[SVC45-35] Process of small explosion at Stromboli volcano as inferred from analyses of broad-band seismic waveforms recorded at very-near-field stations
Keywords:Very-long-period earthquakes, Preceding phase, Strombolian eruptions, Very-near-field observation
Very-long-period (VLP) earthquakes are frequently observed several seconds before the onset of an explosion at Stromboli volcano (e.g., Ripepe et al., 2001). The VLP seismic waves are considered to be generated by a gas coalescence and gas slug ascent in the shallow part of the conduit. However, tilt analyses (Genco and Ripepe, 2010) revealed that each explosion is preceded by a slow inflation lasting ∼200 s which may not be explained by a slug ascent in a vertical conduit (Kawaguchi and Nishimura, 2015). To understand dynamic processes of magma/gas motions from several tens to hundreds of seconds before each explosion, this study analyzes VLP seismic waves and a preceding phase appearing 10-20 seconds before the onset of explosions.
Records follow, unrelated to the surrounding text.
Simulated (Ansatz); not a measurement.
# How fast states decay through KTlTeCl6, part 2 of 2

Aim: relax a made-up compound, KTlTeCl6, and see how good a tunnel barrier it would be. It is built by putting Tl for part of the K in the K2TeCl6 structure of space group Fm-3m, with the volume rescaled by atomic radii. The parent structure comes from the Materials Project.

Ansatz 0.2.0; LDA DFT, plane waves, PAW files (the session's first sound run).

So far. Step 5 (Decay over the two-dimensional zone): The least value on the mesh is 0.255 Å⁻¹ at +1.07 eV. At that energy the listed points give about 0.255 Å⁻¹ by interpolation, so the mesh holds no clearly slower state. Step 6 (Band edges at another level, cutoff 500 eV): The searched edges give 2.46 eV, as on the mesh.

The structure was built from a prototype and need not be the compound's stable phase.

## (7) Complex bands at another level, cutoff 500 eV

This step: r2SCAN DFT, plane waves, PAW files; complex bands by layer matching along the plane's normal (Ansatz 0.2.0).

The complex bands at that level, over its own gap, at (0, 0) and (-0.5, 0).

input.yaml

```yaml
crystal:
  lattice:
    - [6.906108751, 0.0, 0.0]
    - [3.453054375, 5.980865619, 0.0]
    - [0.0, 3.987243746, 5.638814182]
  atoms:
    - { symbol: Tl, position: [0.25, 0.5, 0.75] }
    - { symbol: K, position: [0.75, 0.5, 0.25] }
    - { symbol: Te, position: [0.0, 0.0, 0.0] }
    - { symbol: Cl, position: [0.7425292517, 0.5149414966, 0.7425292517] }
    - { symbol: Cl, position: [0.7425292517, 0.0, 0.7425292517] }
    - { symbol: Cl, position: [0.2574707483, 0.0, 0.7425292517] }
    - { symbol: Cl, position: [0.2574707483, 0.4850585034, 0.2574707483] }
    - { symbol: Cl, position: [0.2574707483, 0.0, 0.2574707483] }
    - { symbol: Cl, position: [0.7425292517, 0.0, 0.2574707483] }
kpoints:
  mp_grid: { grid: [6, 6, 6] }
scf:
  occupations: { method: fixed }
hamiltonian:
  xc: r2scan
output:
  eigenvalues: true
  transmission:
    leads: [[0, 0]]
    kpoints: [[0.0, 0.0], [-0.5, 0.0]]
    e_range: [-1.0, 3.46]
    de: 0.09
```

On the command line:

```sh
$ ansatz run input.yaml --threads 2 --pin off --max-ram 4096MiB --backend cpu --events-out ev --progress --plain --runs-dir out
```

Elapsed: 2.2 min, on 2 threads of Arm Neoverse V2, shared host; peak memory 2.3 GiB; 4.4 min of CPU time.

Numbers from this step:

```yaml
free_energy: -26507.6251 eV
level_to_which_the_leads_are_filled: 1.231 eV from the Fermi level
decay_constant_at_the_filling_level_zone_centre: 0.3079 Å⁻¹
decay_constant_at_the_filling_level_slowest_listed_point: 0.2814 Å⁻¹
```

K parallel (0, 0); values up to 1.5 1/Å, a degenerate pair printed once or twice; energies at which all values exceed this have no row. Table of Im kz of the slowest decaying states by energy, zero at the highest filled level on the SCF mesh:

In the end of September 2016, the University of Florence deployed five broad-band seismometers at locations only 100-300 m away from the active craters of Stromboli volcano. These stations record large VLP signals that start about 5 seconds before the onset of explosions. We analyze 103 VLPs recorded for 5 days observation. We filter the seismic signals at 0.05-0.2 Hz. Carefully examining the waveforms, we find that 21 events accompany a small phase that are recognized 10-20 seconds before the onset of explosions. The amplitudes of this phase are not large, but about 2-3 times larger than the seismic noise. The particle motions of the preceding VLP phase and the large VLP phase show strong rectilinearity. The former points to the west of the craters and the latter to the region closer to the craters. To examine the spatio-temporal changes in VLP seismic source locations before and after explosions, the semblance analysis (Kawakatsu et al., 2000) is performed for different elapsed time sections of the VLP seismograms. The source location of the preceding phase is estimated to be at 170 m deep from the craters and about 200 m west of the eruptive crater. On the other hand, the source location of large VLP just before explosion moves 50-100 m eastward toward the craters, and that of large VLP during explosion goes back westward to the location where the preceding phase is excited.
We also apply the moment tensor inversion to the all waveforms of the VLPs. The estimated centroid is located at very close to the source locations of the preceding phase and the large phase during the explosion which are determined by the semblance analysis. On the other hand, the centroids for higher frequency bands at 0.2-0.5 Hz and 0.5-1.0 Hz are located beneath the craters. Since the seismic waves at the two frequency bands are recognized mainly at the onset time of explosion, these waves are excited by the eruption process.
Following these results and previous studies, we summarize the process of small summit explosion at Stromboli volcano for several tens of seconds as follows. About 10-20 seconds before the onset of an explosion, an initiation of magma/gas movement starts in a shallow magma chamber at west out of the craters, exciting small VLP seismic waves. About 5 seconds before the onset of the explosion, a pressure is built up in the top of magma chamber, generating large VLP and LP seismic waves. Then, an explosion occurs and seismic and acoustic waves are excited at the top of magma level, probably in the conduit. After the explosion, fluid flow and/or pressure migrate westward in the shallow magma chamber to compensate the disturbance caused by eruption, which are represented by a very large VLP (0.05-0.2 Hz) phase.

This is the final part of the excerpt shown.